5.24 Credit Support.
--------------
(a) Purchaser acknowledges that SLDI currently maintains certain credit
instruments (the "ING Facility") for the benefit of SLD in connection with the
Business retroceded by SLD to SLDI (the "Retroceded Business") pursuant to the
reinsurance agreements identified on Schedule 5.24(a) hereto (the "SLD-SLDI
Retrocession Agreements") in the amount required, at any given time, in order to
enable SLD to take full statutory reinsurance reserve credit for the SLD-SLDI
Retrocession Agreements (referred to herein as the "Excess Reserve Amount"). For
the avoidance of doubt and as a guide to the future calculation of the Excess
Reserves Amount, the parties acknowledge and agree that the Excess Reserves
Amount as of June 30, 2004 was $2,265,573,972.00.
(b) Purchaser shall use commercially reasonable efforts to implement one or
more permanent capital relief facilities or financing facilities, including
without limitation trusts or other structured finance alternatives used to
collateralize reinsurance reserve credit, specifically covering the Retroceded
Business and providing reasonably comparable security for SLD as described in
the following sentence (any such facility being referred to herein as a
"Purchaser Facility"). Upon the establishment of any Purchaser Facility and upon
Sellers' review of such Purchaser Facility and reasonable satisfaction that the
documentation relating to such Purchaser Facility provides SLD with security
with respect to the collateral used to obtain such reinsurance reserve credit
that is reasonably comparable in terms of protection against other creditors to
the security provided to SLD by the SLD Security Trust Agreement, the parties
hereto agree to simultaneously (i) cause SLDI to recapture the Retroceded
Business that is covered by such Purchaser Facility (the "Recaptured Business")
from Newco, (ii) cause SLD to recapture the Recaptured Business from SLDI, (iii)

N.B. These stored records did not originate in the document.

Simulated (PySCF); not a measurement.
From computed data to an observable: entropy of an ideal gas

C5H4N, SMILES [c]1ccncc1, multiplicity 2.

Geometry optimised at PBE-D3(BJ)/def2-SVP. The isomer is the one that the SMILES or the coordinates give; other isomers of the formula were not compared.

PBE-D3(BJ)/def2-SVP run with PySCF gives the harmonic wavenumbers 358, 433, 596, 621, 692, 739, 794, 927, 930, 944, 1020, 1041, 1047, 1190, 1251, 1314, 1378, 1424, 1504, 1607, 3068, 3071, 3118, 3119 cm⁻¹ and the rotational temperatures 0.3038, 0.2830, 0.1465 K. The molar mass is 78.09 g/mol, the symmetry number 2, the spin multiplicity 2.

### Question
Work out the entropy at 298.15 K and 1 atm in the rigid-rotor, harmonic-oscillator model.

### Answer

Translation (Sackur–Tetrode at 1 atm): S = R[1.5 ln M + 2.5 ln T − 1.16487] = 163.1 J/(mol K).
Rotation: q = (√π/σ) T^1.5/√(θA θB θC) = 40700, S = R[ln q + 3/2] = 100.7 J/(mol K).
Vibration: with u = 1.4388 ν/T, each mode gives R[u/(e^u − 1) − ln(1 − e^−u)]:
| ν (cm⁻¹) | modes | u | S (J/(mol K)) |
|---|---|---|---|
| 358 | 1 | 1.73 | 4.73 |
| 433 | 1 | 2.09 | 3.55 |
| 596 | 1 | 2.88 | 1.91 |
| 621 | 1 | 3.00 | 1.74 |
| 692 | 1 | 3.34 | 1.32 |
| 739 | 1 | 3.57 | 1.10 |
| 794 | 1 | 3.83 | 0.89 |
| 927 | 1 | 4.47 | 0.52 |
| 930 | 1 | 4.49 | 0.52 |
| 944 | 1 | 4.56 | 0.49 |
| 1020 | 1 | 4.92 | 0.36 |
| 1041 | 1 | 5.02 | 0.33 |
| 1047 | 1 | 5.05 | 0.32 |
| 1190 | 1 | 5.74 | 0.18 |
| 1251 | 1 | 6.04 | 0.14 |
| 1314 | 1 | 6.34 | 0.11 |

reinsure the Recaptured Business to SRUS or Scottish Re Life or another
Purchaser Affiliate (as specified in the following sentence) under a new
agreement or agreements substantially identical to one or more of the
Reinsurance Agreements (except that it will not include recapture rights), each
of which shall be deemed, for all purposes of this Agreement, to be a
Reinsurance Agreement, and (iv) release assets held in the SLD Security Trust
Account and SLDI Security Trust Account in accordance with the terms of the
relevant trust agreement. If at the time of such recapture and retrocession,
SRUS does not have all Permits necessary to insure that SLD receives full
reinsurance reserve credit in Colorado and New York, and if at such time
Scottish Re Life has all such permits, Scottish Re Life or another Purchaser
Affiliate having all such permits shall (x) reinsure such Recaptured Business
rather than SRUS, and (y) be deemed a Purchaser Subsidiary for all purposes
under this Agreement. If neither SRUS nor Scottish Re Life nor any other
Purchaser Affiliate has all such Permits at such time, SRUS shall reinsure such
Recaptured Business and shall obtain letters of credit, establish reinsurance
reserve credit trusts or take such other actions as will insure that SLD
receives full reinsurance reserve credit for such reinsurance.
65
Purchaser and Sellers acknowledge and agree that, as between the parties, such
recapture and retrocession to SRUS or Scottish Re Life or another Purchaser
Affiliate shall be effectuated in a manner designed to insure that there will be
no net negative economic effect on either Seller or any of their Affiliates.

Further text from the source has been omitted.